Since the Grateful Dead’s three-decade journey came to a sudden, sad end following Jerry Garcia’s death in the summer of 1995, their hippie-wizard reputation has undergone an unexpected renovation. The Dead, much to the surviving members’ surprise, have become, of all things, business role models. One young hippie intuited this lesson–that the Dead’s grassroots business model might have lessons to teach in an age of increasing cultural fragmentation–earlier than most. Peter Shapiro got his mind blown when he saw the Dead as a college student in the early 1990s and decided to make a movie about the traveling circus of fans that followed the group from show to show. Not long after, he took over ownership of Wetlands, a storied hippie-leaning rock club in New York’s Tribeca neighborhood that hosted everyone from Pearl Jam and Phish to the Roots and the Dave Matthews Band, before it closed in the wake of September 11th.
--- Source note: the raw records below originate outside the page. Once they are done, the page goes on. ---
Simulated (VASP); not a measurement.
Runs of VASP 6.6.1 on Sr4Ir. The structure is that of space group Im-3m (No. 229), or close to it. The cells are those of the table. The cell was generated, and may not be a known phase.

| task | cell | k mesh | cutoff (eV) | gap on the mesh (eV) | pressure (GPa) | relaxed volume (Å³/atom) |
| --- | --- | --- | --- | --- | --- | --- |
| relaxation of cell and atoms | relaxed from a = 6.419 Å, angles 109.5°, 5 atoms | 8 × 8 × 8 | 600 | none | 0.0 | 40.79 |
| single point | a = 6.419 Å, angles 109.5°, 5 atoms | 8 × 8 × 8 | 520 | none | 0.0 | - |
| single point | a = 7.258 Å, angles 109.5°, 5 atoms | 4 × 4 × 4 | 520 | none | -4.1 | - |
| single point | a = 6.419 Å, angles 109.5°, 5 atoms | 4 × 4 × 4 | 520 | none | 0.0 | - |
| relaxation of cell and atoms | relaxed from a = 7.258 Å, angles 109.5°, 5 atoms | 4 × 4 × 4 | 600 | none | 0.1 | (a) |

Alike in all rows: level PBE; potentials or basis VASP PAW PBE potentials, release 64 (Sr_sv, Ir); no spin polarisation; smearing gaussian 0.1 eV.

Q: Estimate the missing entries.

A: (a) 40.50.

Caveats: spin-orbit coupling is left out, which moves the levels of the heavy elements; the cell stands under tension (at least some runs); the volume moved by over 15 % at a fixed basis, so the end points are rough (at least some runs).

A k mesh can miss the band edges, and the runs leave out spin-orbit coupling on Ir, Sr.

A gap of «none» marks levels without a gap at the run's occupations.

Since then, the 42-year-old Shapiro–shaggy haired, unstoppably chatty–has transformed himself into something of an entertainment mogul. He is the publisher of jam-band-focused Relix magazine, a venue owner (of the Capitol Theatre, in Port Chester, New York, and the Brooklyn Bowl clubs, in New York, London, and Las Vegas), and a top concert promoter (of events including the annual Lockn’ festival in Virginia).
And this weekend, his journey comes full circle. Shapiro is the mastermind behind the Grateful Dead’s “Fare Thee Well” 50th anniversary shows in Santa Clara, California, and Chicago, with Phish’s Trey Anastasio filling in for the late Garcia. Tickets are moving for huge sums online as Deadheads young and old desperately seek one more taste (they can also stream the shows on YouTube). “I like working with Pete,” says Dead bassist Phil Lesh, who performs frequently at the Capitol Theatre. “Because he thinks like a musician and understands the spirit of the music I’m trying to make; because he wants to create situations for that music that enhance the experience on many levels; because his venues are among the coolest I’ve had the good fortune to play.”
Shapiro runs his empire from a large Manhattan space lined from floor to ceiling with rock memorabilia and psychedelic poster art. A steady soundtrack of classic Dead shows and bands like the National and My Morning Jacket plays over the office soundsystem. We talked to him about how he created his mini empire and how he approaches his unusual business.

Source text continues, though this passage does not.